No brief review can do full justice to the Kendricks’ masterly and often riveting account of King’s ordeal and the 1960 'October Surprise' that may have altered the course of modern American political history. Suffice it to say that any reader who navigates the many twists and turns and surprises in this complex tale will come away recognizing the power of historical contingency.
Paul Kendrick and Stephen Kendrick retell the tale of another of the fabled episodes from that storied campaign: the arrest of the civil rights leader and the role played by the Kennedy brothers in securing his release from prison ... It is an enthralling story, not least because it brings together such an extraordinary and era-defining dramatis personae ... With a galloping pace and fly-on-the-wall detail, they chronicle the nine days of the crisis, from King’s arrest on Oct. 19, 1960, during a sit-in protest at Rich’s department store in Atlanta to his release from the notorious Georgia State Prison at Reidsville in the run-up to the November election. This book is rich in detail and ripe with cinematic potential — in parts it reads like a screenplay. But most of the script-lines will sound familiar because they are.
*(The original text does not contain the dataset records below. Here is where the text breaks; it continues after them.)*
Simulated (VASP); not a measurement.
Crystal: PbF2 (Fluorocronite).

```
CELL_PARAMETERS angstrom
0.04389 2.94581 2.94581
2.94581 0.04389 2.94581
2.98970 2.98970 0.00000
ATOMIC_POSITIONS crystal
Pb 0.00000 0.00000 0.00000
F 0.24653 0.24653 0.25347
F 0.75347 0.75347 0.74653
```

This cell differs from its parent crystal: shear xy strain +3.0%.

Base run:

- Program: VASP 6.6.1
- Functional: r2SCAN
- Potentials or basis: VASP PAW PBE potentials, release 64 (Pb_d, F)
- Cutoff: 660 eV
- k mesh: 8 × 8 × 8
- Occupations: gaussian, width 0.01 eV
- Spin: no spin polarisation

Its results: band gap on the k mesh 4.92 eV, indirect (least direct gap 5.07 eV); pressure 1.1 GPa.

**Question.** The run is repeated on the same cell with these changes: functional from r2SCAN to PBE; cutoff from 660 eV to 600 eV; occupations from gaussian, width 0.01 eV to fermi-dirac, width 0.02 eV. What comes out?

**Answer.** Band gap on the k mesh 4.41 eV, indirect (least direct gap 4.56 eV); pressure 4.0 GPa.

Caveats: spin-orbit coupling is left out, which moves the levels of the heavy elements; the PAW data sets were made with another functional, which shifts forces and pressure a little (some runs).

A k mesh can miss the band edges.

A trumped-up traffic case endangered Martin Luther King Jr. and transformed America, according to this probing if sometimes overwrought study ... The Kendricks argue cogently that the episode inaugurated the modern racial divide between Democrats and Republicans, though they overhype the unlikely possibility that King might have been assassinated at Reidsville. Still, King is shown in an unusually intimate and human light—hesitant, fearful, unhappily girding himself for the ordeal of prison. The result is a revealing take on a watershed moment in American politics and in King’s personal journey.